Fortunately the third party Python module, Requests, is specifically for making this type of API request very straightforward (among other things). Using this library we can accomplish the basic API call in very few steps, using the following Python code:
import requests; #version 2.18.4, used for connecting to the API myparams={"sps.recordSeries":["SC 8"], "sps.dateFrom":"1360-01-01", "sps.dateTo":"1380-12-31", "sps.catalogueLevels":"Level7", "sps.searchQuery":"*", "sps.sortByOption":"REFERENCE_ASCENDING", "sps.batchStartMark":"*", "sps.resultsPageSize":1000}; headers={"Accept": "application/json"}; #we want the API to return data in JSON format url="http://discovery.nationalarchives.gov.uk/API/search/v1/records"; s=requests.Session(); #creating a session just groups the set of requests together r=s.get(url, headers=headers, params=myparams); #send the url with our added parameters, call the response "r" r.raise_for_status(); #This checks that we received an http status 200 for the server response #so we know nothing's gone wrong with the call (if something has gone wrong we'd get a 404 or 500 error for example) rjson=r.json()

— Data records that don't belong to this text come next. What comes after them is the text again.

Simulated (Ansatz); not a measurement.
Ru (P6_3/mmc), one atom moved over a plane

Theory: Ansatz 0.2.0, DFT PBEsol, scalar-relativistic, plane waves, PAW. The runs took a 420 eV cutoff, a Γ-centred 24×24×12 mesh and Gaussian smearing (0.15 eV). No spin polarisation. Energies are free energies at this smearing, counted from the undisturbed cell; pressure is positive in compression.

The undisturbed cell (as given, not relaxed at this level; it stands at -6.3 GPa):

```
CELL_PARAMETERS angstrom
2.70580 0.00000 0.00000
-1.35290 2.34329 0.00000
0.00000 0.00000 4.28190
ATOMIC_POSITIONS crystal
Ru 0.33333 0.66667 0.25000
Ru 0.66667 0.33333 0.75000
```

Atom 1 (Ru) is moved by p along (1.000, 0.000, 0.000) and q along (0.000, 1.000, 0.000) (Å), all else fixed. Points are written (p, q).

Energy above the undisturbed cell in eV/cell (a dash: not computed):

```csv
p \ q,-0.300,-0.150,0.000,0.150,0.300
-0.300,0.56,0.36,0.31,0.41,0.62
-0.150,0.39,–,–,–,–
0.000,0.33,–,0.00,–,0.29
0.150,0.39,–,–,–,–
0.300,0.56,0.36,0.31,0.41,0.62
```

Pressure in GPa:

This will bring back the first page of results from the API as JSON. Using r.json() converts this to a native Python representation as nested lists and dictionaries. To prove this you can look inside the rjson object, and (for example) print out the record count returned:
print("Total records to be retrieved:",rjson["count"])
Now we need to make further calls within a loop to bring back any further pages of results:
while (myparams["sps.batchStartMark"] != rjson["nextBatchMark"] and myparams["sps.batchStartMark"] != "null" ) : ## Update the parameter set with the returned value for nextBatchMark so we can get the next portion of data with our next request myparams["sps.batchStartMark"]=rjson["nextBatchMark"] ## Make our next GET request r=s.get(url, headers=headers, params=myparams);
We should again do checks that the call was OK, and get the JSON object containing the next page of records.
Data preparation
We could work with the data in this form, but to do some initial checking and analysis I thought it would be useful to convert the data to a CSV or Excel file to make it easier to compare with the data Richard originally produced. There are a few different ways that I could have done that, but as I also knew that I would need to work on each record to split the description into its constituent parts I opted to use Pandas, the Python data analysis library.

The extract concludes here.